The US is livid at Russia for conducting “recklessly" blowing up one of its own satellites in a missile test, saying that the “long-lived debris created by this dangerous and irresponsible test" will “threaten satellites and other space objects… for decades to come". Following the blowing up of the satellite, astronauts and cosmonauts aboard the International Space Station (ISS) had to shelter in place amid fears that some of the debris was headed their way. So, how many pieces of space debris are floating up there and what’s the danger that they can pose?
Why Does Space Debris Not Fall Back To Earth?
Blame it on Newton’s First Law of Motion, which says that an object will continue moving at a constant speed and in a straight line unless acted on by an unbalanced force. Up there in space, where the pull of gravity is low, an object tends to carry on in the orbit that it is placed in.
Objects in low Earth orbit (LEO), the region in space where the International Space Station and a host of satellites move around the Earth, avoid falling back to Earth by maintaining enough velocity to neutralise its gravitational pull. So, they tend to continue travelling in their demarcated routes for long periods.
But to be sure, even though the gravitational force is weak and the atmosphere thin, these objects do eventually start getting drawn back to Earth, although that may take years, or even decades. As US space agency Nasa points out, debris in orbits below 600km usually fall back to Earth within a few years but objects at heights of over 1,000km can stay in orbit for more than a century.
How Dangerous Can Small Pieces Of Space Junk Be?
Even the tiniest pieces of space debris can pose a danger because of the speed at which they are moving. As Nasa puts it, most space junk is moving “super fast", reaching blinding speeds of up to 8km per second.
“The average impact speed of a piece of orbital debris running into another object is 22,370 miles per hour (36,000kmph)," it says, which means that even a tiny piece of orbital debris can cause a lot of damage. For comparison, a bullet moves at speeds of under 3,000kmph. Thus, an approximately 4kg piece of space debris could have the same impact as a car moving at close to 100kmph, the US space agency adds.
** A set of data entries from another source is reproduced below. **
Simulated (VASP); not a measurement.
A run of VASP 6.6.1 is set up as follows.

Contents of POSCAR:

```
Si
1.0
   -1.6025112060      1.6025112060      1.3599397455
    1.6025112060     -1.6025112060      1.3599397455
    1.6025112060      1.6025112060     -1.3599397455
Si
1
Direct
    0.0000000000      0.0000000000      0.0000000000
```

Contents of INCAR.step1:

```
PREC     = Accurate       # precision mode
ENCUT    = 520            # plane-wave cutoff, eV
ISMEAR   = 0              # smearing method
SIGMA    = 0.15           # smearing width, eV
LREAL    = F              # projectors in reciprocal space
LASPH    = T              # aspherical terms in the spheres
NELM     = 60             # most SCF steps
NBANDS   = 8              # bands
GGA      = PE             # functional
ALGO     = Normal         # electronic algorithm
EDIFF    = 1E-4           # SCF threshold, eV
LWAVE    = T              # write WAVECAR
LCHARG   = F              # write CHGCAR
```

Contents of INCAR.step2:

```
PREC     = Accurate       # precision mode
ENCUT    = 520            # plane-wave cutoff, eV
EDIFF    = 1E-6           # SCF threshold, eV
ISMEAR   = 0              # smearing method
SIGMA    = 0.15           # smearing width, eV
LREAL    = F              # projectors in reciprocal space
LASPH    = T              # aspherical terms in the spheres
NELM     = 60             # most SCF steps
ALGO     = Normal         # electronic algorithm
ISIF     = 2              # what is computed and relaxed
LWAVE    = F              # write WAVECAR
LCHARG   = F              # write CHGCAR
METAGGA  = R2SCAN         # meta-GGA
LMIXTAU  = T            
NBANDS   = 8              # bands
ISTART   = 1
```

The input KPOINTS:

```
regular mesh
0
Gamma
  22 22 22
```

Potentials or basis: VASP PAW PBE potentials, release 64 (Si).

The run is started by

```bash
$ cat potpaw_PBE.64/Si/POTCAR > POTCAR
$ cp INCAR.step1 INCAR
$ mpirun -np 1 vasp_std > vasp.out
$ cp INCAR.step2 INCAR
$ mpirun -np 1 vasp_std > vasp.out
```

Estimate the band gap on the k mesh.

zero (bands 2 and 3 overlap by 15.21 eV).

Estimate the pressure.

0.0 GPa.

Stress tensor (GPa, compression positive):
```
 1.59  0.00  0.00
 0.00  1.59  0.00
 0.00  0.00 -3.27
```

How Many Pieces Of Space Debris Are Flying Around?
Virtually everything that ever went up to space and didn’t carry on beyond the planet’s gravitational field and is yet to fall back to Earth is still revolving in some orbit out there. This includes legitimate pieces like satellites and the ISS, and also hundreds and thousands of space junk.
Thousands of objects have been launched ito the great void since the erstwhile Soviet Union kicked off the space age with the launch of the Sputnik 1 satellite in 1957. Many such objects have been retired from service, conked out, or disintegrated after being turned into a target for the kind of missile test carried out by Russia, but which even the likes of US, China and India, too, have conducted.
Nasa says that orbital debris can range in size from tiny flecks of paint that have come off spacecraft to large satellites that are no longer working. It notes that the most common source of orbital debris larger than 1cm “is the explosion of objects orbiting the Earth", which most often are the upper stages of rockets that can contain fuel or high-pressure fluids.
According to Nasa, there are about 23,000 pieces of space debris larger than the size of a cricket ball orbiting the Earth along with half a million pieces of debris the size of a marble or larger. That’s not all, there are also approximately 100 million pieces of debris about 1mm or larger in size along with pieces of even smaller micrometre-sized debris.
The Russian missile test is said to have broken up the satellite into thousands of pieces of which the US is reported to have identified more than 1,500 trackable pieces.
How Does The International Space Station Avoid Being Hit By Space Debris?
Given the threat that even the smallest piece of fast-moving space debris can pose to satellites and spacecraft, Nasa actually tries to track them as they orbit around the Earth. Nasa says that more than 27,000 pieces of orbital debris are tracked by the US Department of Defence global Space Surveillance Network (SSN) sensors. While much of the debris may be too small to be tracked, they are “large enough to threaten human spaceflight and robotic missions".
Nasa says it has “a long-standing set of guidelines on how to deal with each potential collision threat" to ISS, laying down the conditions under which “evasive action or other precautions to ensure the safety of the crew are needed".
It says that collision risks are categorised depending on the size of the space debris involved. Where it known well in advance that space debris is headed towards the ISS, it is moved slightly to get out of harm’s way, something known as a “debris avoidance manoeuvre". The ISS has conducted 29 debris avoidance maneuvers since 1999, including three in 2020.
But where the data is not precise enough or the forecast of a collision course comes too late, “the best course of action is to move the crew into the Russian Soyuz or US commercial crew spacecraft that are used to transport humans to and from the station". That is what the ISS crew had to do after Earth-based mission control centres found out about the debris headed their way from the Russian satellite explosion.
“The crew would be able to leave the station if the collision caused a loss of pressure in the life-supporting module or damaged critical components. The spacecraft act as lifeboats for crew members in the event of an emergency," it says.